Not Found
9. Not Found
It may seem obvious, but the important thing about not finding is figuring out how to get to closure without closure. That process, necessarily, is highly individual.

On the bus, going to the airport on my way home to the U.S.
During my active search, I was very worried about not finding and how I would deal with it. At the KAAN (Korean American Adoptive Family Network) conference, I heard one adoptee talk about not finding. He said that he had been an emotional wreck for months after returning to the States. I listened to him talk, and I heard his voice as he narrated the photos from his trip. He was clearly in control of himself, but even so, he seemed very fragile. I was worried that I was going to meet the same fate. To put so much time and effort and hope into something so integral to your existence, and then to come up with nothing…yes, that outcome was very worrisome.
In Korea I had allowed for the possibility of one, or more, major emotional meltdowns, but aside from a few minor hiccups (for example, Nancy at the coffee shop) and one major one (Sally asking me to leave), that meltdown never came. But I had also noticed an odd change in perspective during my time in Korea, which became apparent by the time I got to Pohang. I felt as if I had transformed from Erica Moffett, the adoptee, to Erica Moffett, the detective. It was as if Sohn Soon, my birth name, had splintered off from me and had disappeared somewhere into this world. It was surreal and often I would have to remind myself that Sohn Soon was not some random baby we were searching for, but actually me. It doesn’t take a psychologist to figure out that this was my way of dealing with not being able to find the mother who had abandoned me.
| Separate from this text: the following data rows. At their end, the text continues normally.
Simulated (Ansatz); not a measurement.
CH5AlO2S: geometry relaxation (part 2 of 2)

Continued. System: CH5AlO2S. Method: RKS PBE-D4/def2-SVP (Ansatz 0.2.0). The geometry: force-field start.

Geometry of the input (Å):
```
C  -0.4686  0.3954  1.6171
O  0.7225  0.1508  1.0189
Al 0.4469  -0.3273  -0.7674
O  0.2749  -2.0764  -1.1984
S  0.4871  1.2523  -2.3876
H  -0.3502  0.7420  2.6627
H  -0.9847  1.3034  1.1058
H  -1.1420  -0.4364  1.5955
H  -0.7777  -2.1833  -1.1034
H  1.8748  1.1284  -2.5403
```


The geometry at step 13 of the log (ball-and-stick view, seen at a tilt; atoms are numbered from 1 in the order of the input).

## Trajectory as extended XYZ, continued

At the airport – waiting for my flight.
For me, the process was also helped by the very gradual revelation that I was not going to find my birth family. By the time Sohn Soon had splintered off from me, I had already intuited that my search was going to come up dry, even though I hadn’t consciously acknowledged it. But—my conversations with George, the Holt adoption specialists, the policeman, and Sally—all unconsciously confirmed my intuition. Once I got to Pohang I was finally able to acknowledge that I wasn’t going to find my birth family. This was a natural evolution in the search. So here was my last imagined fantasy: Sohn Soon as a baby, but not the baby that turned into me. Instead, it was Sohn Soon who had died and had been set free to float away into the atmosphere, the ether—unencumbered by a birth family who had created her, or an adoptee who was created by her. And what made it all ok was that I, Erica Lee Moffett, the adoptee, was the one setting her free.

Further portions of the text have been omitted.